Tenmoku Serving Bowl V

Tenmoku Serving Bowl V by ceramicist Matthew Foster is part of The New Craftsmen’s ‘Claylarks’ collection. For these new works by Matthew, he primarily looked to historical dinner and serveware and the decoration and rouletting that can be found on them. Whilst looking through the archives at the Museum of London, he was also intrigued by the various shapes and animal figures that were found on pots from the Medieval, Roman and 14th century. These somewhat simplistic designs from the Roman era were often on larger pots, which can be seen within Matthew’s work for this project. His collection hosts a variety of pieces, including Tenmoku Serving Bowl V, which he intended to be used ceremoniously, as part of joyous occasions and celebrations. The serving bowl has various forms of decorative rouletting around the inside.

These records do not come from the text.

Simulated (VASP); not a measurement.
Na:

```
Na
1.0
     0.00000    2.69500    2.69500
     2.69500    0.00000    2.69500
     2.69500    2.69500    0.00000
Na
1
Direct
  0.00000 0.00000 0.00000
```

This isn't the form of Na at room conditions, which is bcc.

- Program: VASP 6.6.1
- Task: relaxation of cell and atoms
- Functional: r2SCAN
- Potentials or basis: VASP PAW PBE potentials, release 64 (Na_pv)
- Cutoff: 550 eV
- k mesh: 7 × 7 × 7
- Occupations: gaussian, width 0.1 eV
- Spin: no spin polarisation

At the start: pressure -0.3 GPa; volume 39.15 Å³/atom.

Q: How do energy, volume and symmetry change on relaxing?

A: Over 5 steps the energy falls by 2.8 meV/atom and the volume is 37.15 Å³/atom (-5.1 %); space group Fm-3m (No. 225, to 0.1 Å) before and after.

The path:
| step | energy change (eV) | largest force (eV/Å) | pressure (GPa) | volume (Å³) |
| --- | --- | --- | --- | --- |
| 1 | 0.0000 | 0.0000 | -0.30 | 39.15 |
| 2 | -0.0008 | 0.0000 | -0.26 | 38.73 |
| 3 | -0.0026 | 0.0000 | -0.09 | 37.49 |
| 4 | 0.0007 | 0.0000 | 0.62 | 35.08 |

Material: Stoneware, glaze
cm: Diameter 20cm, Height 33cm
inches: Diameter 7.9in, Height 13in
Care Instructions: Hand wash in warm soapy water


The piece is first thrown and then trimmed into its form. Matthew then begins to carve into the bowl and inlays the carvings on the interior. Once dried and bisque fired, the bowl is glazed with a tenmoku glaze, both mixed using raw materials. It’s then fired one final time at a high temperature in a reduction kiln. The iron-rich tenmoku glaze originates in China and results in a deep black finish, breaking to red-brown in areas where it is thinner.
The Maker Matthew Foster Ceramicist - South West England

Ceramics artist Matthew Foster studied Fine Art at Kent University and after winning the Seasalt Bursary in 2009, he became an apprentice at Leach Pottery in Cornwall. Alongside growing his individual practice, Matthew continues to work as the Studio Production Manager at Leach Pottery and draws much inspiration from his contemporaries there. In line with an on-going exploration of the Mingei Philosophy (focusing on the beauty of ordinary, everyday craft), he is currently exploring peasant stonewares of the Korean Yi dynasty, Gongxian pottery, Tang dynasty, and porcelain pots from the Chinese Sung period.